Dellwood's police department requested activation of the Greater St. Louis Major Case Squad (MCS) to take control of the Buckley murder investigation. The MCS was a multi-jurisdictional task force drawing on detectives throughout the region to provide forensic and investigative services to homicide cases when requested by local police. In the Buckley case the commander of the MCS happened to be a fifteen-year veteran of the tiny Dellwood police force itself, Captain Dan Chapman. Twenty detectives were assigned to Chapman's command. They would work full-time on the case in the ensuing weeks.

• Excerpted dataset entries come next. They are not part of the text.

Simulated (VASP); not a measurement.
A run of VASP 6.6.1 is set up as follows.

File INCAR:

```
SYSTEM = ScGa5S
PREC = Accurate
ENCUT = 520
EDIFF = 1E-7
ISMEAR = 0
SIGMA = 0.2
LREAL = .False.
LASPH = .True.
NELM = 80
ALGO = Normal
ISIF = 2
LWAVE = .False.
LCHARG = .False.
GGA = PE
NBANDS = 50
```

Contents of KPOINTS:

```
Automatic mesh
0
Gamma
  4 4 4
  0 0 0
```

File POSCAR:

During the last hour before Buckley's death, several customers and friends visited the service station. The first was Donald Brunner, Buckley's best friend and former high school classmate. Brunner told police that he got to Vickers around 12:30 a.m. and departed an hour later. During his visit, a friend from high school, Kathy Brockhan, arrived, hoping Buckley would give her some free pot. He told her he had none to give. She left after spending about ten minutes with the two men inside the station. Later, Kathy told police that Brunner and Buckley seemed nervous and hesitant to continue their conversation during her visit. She said Buckley appeared "stoned," but Brunner was "straight." She also said she knew that Buckley purchased marijuana by the pound for $360 to $450 from a wholesaler, whose identity she claimed not to know.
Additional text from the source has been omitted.